Before and After

Thursday, October 25, 2012

The week before

The week before a race is always the hardest! It is a combination of lack of physical activity and nerves.  Aaron my coach calls it “Taper Madness” Athletes go thru this all the time.  Your mind plays tricks on you; minor aches and pains become more noticeable you become more irritable.   My wife and family do well putting up with me.  This weekend we will be going traveling to Austin to race the Longhorn 70.3 Ironman, this is a race that I have been training for since May.  Your body gets used to training 7 days a week and then all of a sudden the level drops and you are not sure quite how to handle it.  You would think that after 7 years you would get used to it, but every time it is the same. This last weekend I took the downtime to check out my new wet suit, I got an Xterra Vector Pro.  I wanted to get a swim in with it before race day.  Henry heard me talking about getting in the pool and wanted to come too.  I really did not think that he would put his suit on and then feel the water and not go through with it.  While I was working up the courage to get in I heard him yell from behind me “Cannonball” and away he went.  He popped right back up from the water eyes as wide as saucers and I just knew that he was done, but little did I know he only wanted his goggles.  I could not let him show me up so after a little more stalling I dove in and we swam together for a little bit and then I made him get out and he was not very happy about it, I just felt the water was a little too cold.
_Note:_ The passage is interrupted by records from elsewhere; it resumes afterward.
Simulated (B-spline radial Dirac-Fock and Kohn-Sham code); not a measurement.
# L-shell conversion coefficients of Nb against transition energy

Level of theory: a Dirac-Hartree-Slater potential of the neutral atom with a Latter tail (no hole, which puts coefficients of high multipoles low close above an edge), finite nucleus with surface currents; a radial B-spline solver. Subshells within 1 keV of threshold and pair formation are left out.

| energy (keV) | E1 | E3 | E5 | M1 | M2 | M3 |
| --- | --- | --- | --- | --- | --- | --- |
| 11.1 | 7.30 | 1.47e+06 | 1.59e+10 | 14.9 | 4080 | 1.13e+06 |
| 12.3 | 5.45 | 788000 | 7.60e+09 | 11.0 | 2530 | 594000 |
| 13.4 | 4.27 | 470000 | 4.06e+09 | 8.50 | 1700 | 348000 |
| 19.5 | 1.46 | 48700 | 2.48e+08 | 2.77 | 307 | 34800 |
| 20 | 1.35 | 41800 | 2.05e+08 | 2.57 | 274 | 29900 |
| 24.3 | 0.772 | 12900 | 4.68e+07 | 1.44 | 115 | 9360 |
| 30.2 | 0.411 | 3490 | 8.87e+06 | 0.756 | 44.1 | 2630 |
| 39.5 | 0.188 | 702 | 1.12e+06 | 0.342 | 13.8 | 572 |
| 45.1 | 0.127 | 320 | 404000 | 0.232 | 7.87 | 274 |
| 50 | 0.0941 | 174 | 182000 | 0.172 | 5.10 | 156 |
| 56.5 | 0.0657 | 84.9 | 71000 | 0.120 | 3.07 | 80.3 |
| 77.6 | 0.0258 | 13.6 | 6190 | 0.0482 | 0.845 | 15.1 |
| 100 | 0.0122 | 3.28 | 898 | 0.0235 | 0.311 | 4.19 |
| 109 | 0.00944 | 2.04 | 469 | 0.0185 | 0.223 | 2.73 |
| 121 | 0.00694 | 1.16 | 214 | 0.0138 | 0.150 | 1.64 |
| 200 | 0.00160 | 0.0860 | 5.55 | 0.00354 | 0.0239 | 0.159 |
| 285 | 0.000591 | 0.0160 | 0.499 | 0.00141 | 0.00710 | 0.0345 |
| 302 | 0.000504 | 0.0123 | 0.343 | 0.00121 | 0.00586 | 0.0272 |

My Coach Aaron also took this time to do some testing, we did a Lactic Acid test and a Vo2 Max test.

 Lactate threshold (LT) 

is the best indicator of performance known in endurance athletics. Scientifically, a working definition of LT is the point during training or racing at which blood lactate begins to accumulate above resting levels, where lactate clearance is no longer able to keep up with lactate production. For our purposes, LT is the upper limit of your forever zone. As mentioned above, this is the pace that you could maintain all day (theoretically) if nutrition and hydration were kept at a steady state. You will conduct field tests to determine your LT and then work backwards to create training zones that maximize training time and push the upper limits of your LT.
 What tests can I use to determine my lactate threshold? The best tests for LT are conducted in a laboratory or at least with equipment that literally measures the blood lactate levels by drawing blood. This can be cumbersome, expensive, and not readily available for many of us. In the place of these scientific tests, you will conduct field tests using time trials on the bike and run. Swimming can be more difficult to gauge, so it must be handled differently. The objective of these tests is to determine your heart rate training zones as a measure of LT.  By taking field measurements you can determine the exertion level at which you reach lactate threshold and thus identify your ideal training zones.

 What is VO2 max? 

It’s basically the maximum amount of oxygen that can be used by the body for maximal sustained power output (exercise). Since the body uses oxygen to convert food into energy (ATP), the more oxygen you can consume, the more energy, power, or speed you can produce. VO2max defines an endurance athlete’s performance ceiling, or the size of his or her “engine.” Research has shown that VO2max significantly determines performance in endurance-based events such as cycling, triathlon, running, and Nordic skiing.

 This weekend I will be racing with some friends one of them Drew will be doing a 70.3 for the very first time.  Please keep us in your prayers as we travel and race.  I look forward to giving a race recap afterwards.  Good luck to everyone out there racing this weekend.